The top has been finished for a long time.
I have nowhere in my apartment to spread out a double-bed sized quilt, so you will have to use your imagination; the top row of brighter blue blocks is the center row.
In the 70s when I learned to quilt, my husband was an avid auction attender. At one estate sale he bought me two piles of blocks and a quilt top. Alas, I don’t even remember the name associated with the estate sale, but it was in Cambridge, Ohio. It was before my introduction to quilt history and the need to record provenance.
I liked the old-fashioned shirting look (which of course is no longer old-fashioned), but thought the blocks a bit dull and planned the sashing and cornerstones to brighten them up. In those days we used sheets for backing, and I bought a dark blue one. I set it aside for a time when it would be easy to baste.
Enter a long gap in my quilting career.
In the late 90s when I returned to quilting and joined a guild, I took the top, batting, and backing to a guild retreat where I planned to baste it on the large tables only to learn that the sheet wasn’t big enough. So the top got set aside again while I looked for coordinating backing fabric. And there it stayed because there was nothing urgent about finishing it.
Fast forward to the present when I learned of longarmers who would baste quilts on their longarm machines. The quilt is revived, the back is made, and they are ready to be sent on for basting.
The blocks are hand pieced. I machine stitched the sashing and borders. I plan hand quilting in honor of the blocks. And because it is a nice change of pace.
I’ll link belatedly with Needle and Thread Thursday. And I’ll be linking with LAFF because it is a finished top. I’ll be linking up with Oh Scrap! because I’m sure the 9-patch blocks were made from either left overs or usable parts of old shirts. Several of the squares are themselves pieced. And because 9-patch is the theme for Feb 3, I’ll link with Tuesday Archives.
8 responses to “Reviving a Dormant 9-Patch”

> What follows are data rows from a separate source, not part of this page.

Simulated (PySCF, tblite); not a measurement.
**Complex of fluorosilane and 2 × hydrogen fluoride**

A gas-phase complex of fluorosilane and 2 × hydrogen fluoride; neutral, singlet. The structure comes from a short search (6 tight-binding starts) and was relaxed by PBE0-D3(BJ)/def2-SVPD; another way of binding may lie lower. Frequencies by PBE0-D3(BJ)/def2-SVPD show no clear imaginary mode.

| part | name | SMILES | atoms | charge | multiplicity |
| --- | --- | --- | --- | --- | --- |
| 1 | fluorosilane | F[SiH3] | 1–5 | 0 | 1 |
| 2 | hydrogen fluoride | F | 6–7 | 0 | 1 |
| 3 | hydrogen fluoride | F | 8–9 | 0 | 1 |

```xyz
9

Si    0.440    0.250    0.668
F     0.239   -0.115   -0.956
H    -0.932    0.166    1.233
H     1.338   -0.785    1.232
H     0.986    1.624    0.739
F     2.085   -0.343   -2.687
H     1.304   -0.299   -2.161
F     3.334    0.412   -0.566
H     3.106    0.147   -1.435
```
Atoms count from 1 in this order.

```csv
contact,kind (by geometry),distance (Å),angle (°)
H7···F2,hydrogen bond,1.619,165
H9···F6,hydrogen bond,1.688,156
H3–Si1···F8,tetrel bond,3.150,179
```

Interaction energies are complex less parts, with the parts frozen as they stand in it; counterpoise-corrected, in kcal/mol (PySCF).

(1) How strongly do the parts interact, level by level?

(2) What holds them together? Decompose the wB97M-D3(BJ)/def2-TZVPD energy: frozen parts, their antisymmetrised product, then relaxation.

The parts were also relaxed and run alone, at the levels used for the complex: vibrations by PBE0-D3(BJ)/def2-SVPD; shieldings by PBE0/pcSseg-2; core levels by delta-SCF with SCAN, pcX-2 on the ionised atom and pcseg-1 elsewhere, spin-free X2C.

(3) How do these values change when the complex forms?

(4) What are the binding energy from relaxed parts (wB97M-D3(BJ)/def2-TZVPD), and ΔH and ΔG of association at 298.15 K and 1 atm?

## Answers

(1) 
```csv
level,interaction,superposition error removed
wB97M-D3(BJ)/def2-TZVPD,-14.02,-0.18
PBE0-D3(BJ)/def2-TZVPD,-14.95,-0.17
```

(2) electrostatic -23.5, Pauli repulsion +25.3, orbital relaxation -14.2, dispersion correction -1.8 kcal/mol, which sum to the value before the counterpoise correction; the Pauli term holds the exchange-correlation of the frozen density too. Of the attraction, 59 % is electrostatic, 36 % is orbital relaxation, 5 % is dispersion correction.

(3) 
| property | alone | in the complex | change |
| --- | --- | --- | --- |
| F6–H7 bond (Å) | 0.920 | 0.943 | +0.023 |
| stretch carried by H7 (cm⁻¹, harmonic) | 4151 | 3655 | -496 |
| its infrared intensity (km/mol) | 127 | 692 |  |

Smart to have a longarmer baste the quilt top for you – my customers like me to do this when they occasionally decide to hand quilt a quilt. This ensures that the backing won’t have any tucks as we can quilt the lines as close as you need us to. You can easily mark the quilting before or after the quilt top is basted. It is so hard to get larger quilts to stay flat when you try to hand or pin baste them. Looking forward to seeing your progress on this – maybe a peek every month to keep you moving on it??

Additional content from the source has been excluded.